You totally wouldn't think of it on a day to day basis, but the Portuguese who once captured the Muscat and Al Batinah coastlines left their imprint on Omani culture indellibly. Some architecture, Portuguese rifles and canons, and antique 4 poster beds betray Oman's (partially anyways) period as a Colony (this didn't last, Alhamdulilah) of Portugual.

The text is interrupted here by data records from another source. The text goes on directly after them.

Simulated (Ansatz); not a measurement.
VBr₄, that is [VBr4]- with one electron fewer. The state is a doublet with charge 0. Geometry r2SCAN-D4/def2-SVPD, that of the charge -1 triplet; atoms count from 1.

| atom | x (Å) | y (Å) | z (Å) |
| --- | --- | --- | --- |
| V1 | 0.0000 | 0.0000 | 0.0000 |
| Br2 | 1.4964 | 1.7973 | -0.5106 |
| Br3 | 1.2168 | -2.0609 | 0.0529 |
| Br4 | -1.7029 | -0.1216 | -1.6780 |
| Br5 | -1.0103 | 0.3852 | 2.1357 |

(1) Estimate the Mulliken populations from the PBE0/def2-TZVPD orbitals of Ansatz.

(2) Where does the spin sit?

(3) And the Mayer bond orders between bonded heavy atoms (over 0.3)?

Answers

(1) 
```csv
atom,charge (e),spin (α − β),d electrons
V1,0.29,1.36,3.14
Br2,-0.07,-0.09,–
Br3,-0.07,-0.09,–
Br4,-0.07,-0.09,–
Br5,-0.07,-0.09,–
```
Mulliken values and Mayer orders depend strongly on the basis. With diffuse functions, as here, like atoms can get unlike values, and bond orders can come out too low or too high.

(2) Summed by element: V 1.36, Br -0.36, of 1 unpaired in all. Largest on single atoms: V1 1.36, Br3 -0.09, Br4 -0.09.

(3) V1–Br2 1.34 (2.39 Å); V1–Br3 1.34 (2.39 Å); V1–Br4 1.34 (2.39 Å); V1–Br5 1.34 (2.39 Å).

But, going with MOP for his morning run on Barka beach, OPNO having a picnic of fresh strawberry juice and a thyme [called Zatar in Arabic] and cheese pastry called fateerah [which everyone should try!] to snack on while she watched Omani riders excersing their horses on the beach, OPNO was reminded of Portugual. Two young Omani men were running a rather massive bull down the beach, taking it for a stroll almost as if it were a pet dog. It was certainly a thing to see.
They were, of course, warming it up for its fight in Barka that day [Friday] at 4 pm. A usual event most times in Barka.
This OPNO has lived in Oman a long time, and while I had heard of the Omani style of bullfighting: no betting, no matador, just headbutting angry bulls and live crowd to see which bull is strongest, I had never gone before.It wasn't my cup of tea but it was interesting. When OPNO P's friend Boxie comes to Oman in the summer we intend to make another day out of it, and pretend we're in Spain or something.
I also went to Naseem Gardens to spy which things to take the kids to. Lots of fun things there including these giant plastic balls you can go inside and walk/float around on a pool. That looked fun. Rides.
And of course shopping. Little sis, I am going to grab you a fake Chanel to go with your pseudo LV, and a classy jalabiyia.
I am going to grab myself a beige jalabiyia (Arabic style party dress) and a jersey sleeve abaya (going for 13 rials). Nothing unique there, but decent prices like at the Seeb exhibition center so...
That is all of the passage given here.